In our history, the United States has gone through turning points when we have had to adjust our democratic principles to new circumstances. The alternative is to lose those principles to a small group of people who insist that democracy is outdated and must be replaced by a government run by a few leaders or, now, by a single man.

The Declaration of Independence asserted as “self-evident” that all people are created equal and that God and the laws of nature have given them certain fundamental rights. Those include — but are not limited to — life, liberty, and the pursuit of happiness. The role of government was to make sure people enjoyed these rights, and thus governments are legitimate only if those they rule consent to that government.

The Founders’ concept that all men were created equal and had a right to consent to the government under which they lived, the heart of the Declaration of Independence, was revolutionary. For all that it excluded Indigenous Americans, Black colonists, and all women, the very idea that men were not born into a certain place in a hierarchy and could create a government that reflected such an idea upended traditional western beliefs.

From the beginning, though, there were plenty of Americans who doubled down on the idea of human hierarchies in which a few superior men should rule the rest. They argued that the Constitution was designed to protect property alone and that as a few men accumulated wealth, they should run things. Permitting those without property to have a say in their government would mean they could demand that the government provide things that might infringe on the rights of property-owners.

These undercurrents have always tossed our republic, but four times in our history, new pressures have brought these two ideas into open conflict. In the 1850s, 1890s, and 1930s and in the present, we have had to fit our democracy to new circumstances.

In the 1850s, the pressures of western expansion forced Americans to figure out what, exactly, they wanted the nation to stand for. Northern states, whose mixed economy needed educated workers, and thus widely shared economic and political power, opposed the hierarchical system of human enslavement. Southern states, whose economy rested on the production of raw materials by enslaved workers, opposed equality. Aside from occasional flare-ups, the two systems had muddled along together for sixty years, despite the reality that the enslavers were shrinking farther and farther into the minority as population in the North boomed.

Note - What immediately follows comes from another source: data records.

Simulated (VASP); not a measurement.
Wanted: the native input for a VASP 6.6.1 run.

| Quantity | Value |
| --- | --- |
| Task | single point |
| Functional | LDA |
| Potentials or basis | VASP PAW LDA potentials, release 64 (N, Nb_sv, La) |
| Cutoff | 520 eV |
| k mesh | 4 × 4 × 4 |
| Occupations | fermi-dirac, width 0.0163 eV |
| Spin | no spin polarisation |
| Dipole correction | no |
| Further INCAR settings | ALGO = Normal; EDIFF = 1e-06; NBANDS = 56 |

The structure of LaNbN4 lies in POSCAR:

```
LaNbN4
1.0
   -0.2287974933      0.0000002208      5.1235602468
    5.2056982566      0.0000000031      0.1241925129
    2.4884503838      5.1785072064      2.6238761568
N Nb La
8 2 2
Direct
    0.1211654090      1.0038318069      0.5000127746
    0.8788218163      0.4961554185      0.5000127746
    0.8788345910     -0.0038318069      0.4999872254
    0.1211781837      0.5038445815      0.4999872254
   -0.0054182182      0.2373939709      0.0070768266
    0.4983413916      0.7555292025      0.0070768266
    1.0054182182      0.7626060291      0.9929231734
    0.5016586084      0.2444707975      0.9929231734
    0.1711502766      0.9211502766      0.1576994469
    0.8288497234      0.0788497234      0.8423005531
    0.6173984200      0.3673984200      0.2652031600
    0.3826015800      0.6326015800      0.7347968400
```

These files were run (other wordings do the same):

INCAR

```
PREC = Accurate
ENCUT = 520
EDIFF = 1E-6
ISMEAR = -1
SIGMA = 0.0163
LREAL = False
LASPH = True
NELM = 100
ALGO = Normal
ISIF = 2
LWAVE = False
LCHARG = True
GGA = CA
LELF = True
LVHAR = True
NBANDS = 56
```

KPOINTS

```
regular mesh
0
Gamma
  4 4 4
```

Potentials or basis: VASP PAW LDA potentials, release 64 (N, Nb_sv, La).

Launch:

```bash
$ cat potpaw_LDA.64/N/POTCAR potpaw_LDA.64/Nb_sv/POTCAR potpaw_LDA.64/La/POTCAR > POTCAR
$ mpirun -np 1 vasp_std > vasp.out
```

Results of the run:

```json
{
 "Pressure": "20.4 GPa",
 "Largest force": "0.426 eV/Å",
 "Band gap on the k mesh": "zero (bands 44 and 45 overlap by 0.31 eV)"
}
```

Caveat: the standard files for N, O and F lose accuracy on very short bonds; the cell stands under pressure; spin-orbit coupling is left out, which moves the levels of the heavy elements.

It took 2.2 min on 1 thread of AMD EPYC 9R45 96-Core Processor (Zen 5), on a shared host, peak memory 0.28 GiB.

The U.S. acquisition of western land with the 1848 Treaty of Guadalupe Hidalgo opened the opportunity for enslavers to address their weakening position by dominating the national government. If they could spread enslavement into the new territories, they could overawe the North in Congress and pass laws to make their system national. As South Carolina Senator James Henry Hammond put it: “I repudiate, as ridiculously absurd, that much lauded but nowhere accredited dogma of Mr. Jefferson that ‘all men are born equal.”’

When Congress, under extraordinary pressure from the pro-southern administration, passed the 1854 Kansas-Nebraska Act, overturning the Missouri Compromise and letting slavery spread into the West, northerners of all parties woke up to the looming loss of their democratic government. A railroad lawyer from Illinois, Abraham Lincoln, remembered how northerners were “thunderstruck and stunned; and we reeled and fell in utter confusion. But we rose each fighting, grasping whatever he could first reach – a scythe – a pitchfork – a chopping axe, or a butcher’s cleaver” to push back against the slaveowning oligarchy. And while they came from different parties, he said, they were “still Americans; no less devoted to the continued Union and prosperity of the country than heretofore.”

Slavery apologists urged White voters not to worry about Black Americans held in slavery, but Lincoln urged Americans to come together to protect the Declaration of Independence. “I should like to know if taking this old Declaration of Independence, which declares that all men are equal upon principle and making exceptions to it where will it stop?… If that declaration is not the truth, let us get the Statute book, in which we find it and tear it out!”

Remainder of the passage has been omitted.